I could practise my ankle-level slips catches by bouncing a tennis ball against the side of the septic tank block. Four upturned buckets for seats and a frisbee for a steering wheel and that septic tank turned into a Sherman tank, carving through some hellish bomb-cratered European battlefield.
On that day I was raking up those mango leaves, I saw the septic tank as a stage for Marty McFly to sing Johnny B. Goode at the Enchantment Under the Sea school dance that was taking place only in my mind. The septic tank became a high school hall stage.
The wooden garden rake under my arm became a cherry-red Gibson guitar. And I became Marty McFly, goose-stepping and knee-swivelling like some seasoned singer of 1950s rock’n roll number ones, dancing across that glorious concrete container housing my family’s number twos. “Go, go,” I roared.
“Go, Johnny, go, go, go.”
Then, miraculously, the septic tank turned into a time machine. My own decade-hopping DeLor-ean. And this, of course, was the thing I loved most about Marty McFly. His ability to escape; to change the course of history; to right a few family wrongs.
Dude was a time traveller. Slam the gas in the driver’s seat of the septic tank, get that sucker up to 88 miles per hour and off I went to anywhen I wanted. Not anywhere, of course, anywhen. I knew the laws of time travel. I caught every piece of scattershot exposition that spilt from Doc Brown’s lips. I knew I couldn’t transport myself to Ancient Egypt. I knew I couldn’t zap myself to the Battle of Waterloo or The Gunfight at the OK Corral. Place didn’t change when Marty’s DeLorean did its thing, only time.

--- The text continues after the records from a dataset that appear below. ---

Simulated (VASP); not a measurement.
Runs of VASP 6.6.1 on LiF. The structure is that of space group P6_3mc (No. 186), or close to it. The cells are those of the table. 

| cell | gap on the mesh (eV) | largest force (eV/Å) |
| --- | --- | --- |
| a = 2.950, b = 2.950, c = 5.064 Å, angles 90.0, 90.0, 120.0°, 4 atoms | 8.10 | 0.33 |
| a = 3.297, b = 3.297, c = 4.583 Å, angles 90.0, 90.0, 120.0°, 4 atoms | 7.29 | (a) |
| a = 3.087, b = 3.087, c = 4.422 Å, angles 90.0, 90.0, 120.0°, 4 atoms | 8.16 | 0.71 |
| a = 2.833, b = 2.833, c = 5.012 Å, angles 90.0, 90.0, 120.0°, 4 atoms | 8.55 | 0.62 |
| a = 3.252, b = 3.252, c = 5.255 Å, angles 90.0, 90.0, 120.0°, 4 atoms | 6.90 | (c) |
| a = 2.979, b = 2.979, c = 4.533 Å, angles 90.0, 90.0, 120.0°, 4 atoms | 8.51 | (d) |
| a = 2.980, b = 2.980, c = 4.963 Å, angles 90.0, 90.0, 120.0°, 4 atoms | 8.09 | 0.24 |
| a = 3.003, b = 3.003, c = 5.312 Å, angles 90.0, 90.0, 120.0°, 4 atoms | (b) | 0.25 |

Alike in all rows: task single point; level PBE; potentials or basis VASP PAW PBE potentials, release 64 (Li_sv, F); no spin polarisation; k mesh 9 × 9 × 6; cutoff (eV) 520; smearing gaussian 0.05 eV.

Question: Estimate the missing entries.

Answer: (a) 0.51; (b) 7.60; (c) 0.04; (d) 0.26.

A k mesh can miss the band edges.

So I travelled back to seaside Sandgate, Brisbane, in the time of the dinosaurs. I saw a Tyrannosaurus rex barrelling across the low-tide mud flats of Moreton Bay. I slipped through time to 1942, around the time my granddad, Vic, returned to Sandgate after giving his blood and one of his legs to the Western Desert Campaign of World War II. I shot through a blue wormhole and was spat out in the mid-1970s in Sandgate when Mum and Dad were beautiful and young, before their sweet-scented love story turned septic. I could drive to the future. Sandgate, Brisbane, 3022, to see great towers lining the beachfront along Flinders Parade. Kids floating above Moreton Bay on hover-tech hula-hoops, eating battered flathead and chips and sipping on cans of Pasito because of course Pasito will outlast eternity. Or maybe I could just stay put in 1986 and drive the DeLorean up Deagon St and into Brighton and I could drive up North Rd and find the house of Alison Hipwood – my own personal primary school Jennifer Parker, my second first love – and maybe Alison could step outside to check out my ride and maybe she could be so impressed with my time-travelling wheels that she’d plant a kiss on my lips just as the chorus to The Power of Love by Huey Lewis and The News echoed across the northern suburbs of Brisbane.
And as I write this I want to stay in that place. I want to stay back there on that septic tank in 1986 – back in time – and I want to run upstairs and dunk a ginger-nut into milk beside Nan and I want to tell her she’s a wonder and a marvel and a princess who never once complained about the life she lived with polio.
I want to run into the living room and tap on Grandad’s wooden leg and ask him what sacrifice really means, and what it feels like to take a bullet from Jerry. I never asked him these questions because I was always too busy watching Marty McFly singing Johnny B. Goode on the telly while Grandad read his paper and his Bible in silence in the living room. Damn, I wanna stay. But, of course, time waits and bends for none, especially children of the ’80s.
So it’s time to come back now. Back to school runs and rising electricity bills and war in Ukraine and hackers of health funds. Back to good and bad times and times we’ll never get again. Back to every beautiful thing that’s waiting for us ’round the bend. Back to December 2022. Back to the future.